NEW YORK (Reuters) – The amount of bonds carrying negative yields increased to an all-time peak of $13.2 trillion on Wednesday, up $1.6 trillion or 13.4% from a month earlier in the wake of a dramatic rally in bond markets around the world, J.P. Morgan said on Thursday.
The amount surpassed the previous record high set in July 2016 by $484 billion, J.P. Morgan analysts said.
Investors’ stampede into mainly sovereign bonds started a week ago when U.S. President Donald Trump vowed to slap a 10% tariff on $300 billion worth of Chinese imports in a bid to pressure Beijing to agree to a trade deal.
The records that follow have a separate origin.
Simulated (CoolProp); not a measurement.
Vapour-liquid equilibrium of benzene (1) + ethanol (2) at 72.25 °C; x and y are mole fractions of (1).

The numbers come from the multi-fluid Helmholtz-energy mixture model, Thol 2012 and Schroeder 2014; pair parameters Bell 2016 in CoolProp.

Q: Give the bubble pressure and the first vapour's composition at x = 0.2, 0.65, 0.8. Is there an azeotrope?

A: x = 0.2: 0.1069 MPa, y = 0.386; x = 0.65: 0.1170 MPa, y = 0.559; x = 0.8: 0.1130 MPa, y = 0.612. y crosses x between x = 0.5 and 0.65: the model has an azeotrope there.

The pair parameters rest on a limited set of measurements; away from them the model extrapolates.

On Monday, China responded by letting its currency weaken to 7 yuan per dollar, a level not seen in a decade. Later that day, the U.S. Treasury labeled China as a currency manipulator.
The escalation of the trade conflict between the world’s biggest economies spurred bets central banks would take swift action to counter the trade risks to an already softening global economy.
Sixteen of the 21 developed countries J.P. Morgan tracks saw their government debt yields hit record lows over the past month, J.P. Morgan analysts said.
Most of the increase in negative-yielding bonds occurred in Europe. German yields across all maturities, worth $1.2 trillion, have sunk into negative territory.
Negative-yielding euro zone government bonds grew by 15.6% to $5.2 trillion with an average 28 basis-point fall in yields, they said.
More euro zone corporate bonds also crossed into negative yield territory, bringing their total to $1.7 trillion.
Meanwhile, Japanese debt with yields below zero increased by 6.6% or $458 billion to $7.4 trillion on Wednesday, J.P. Morgan said.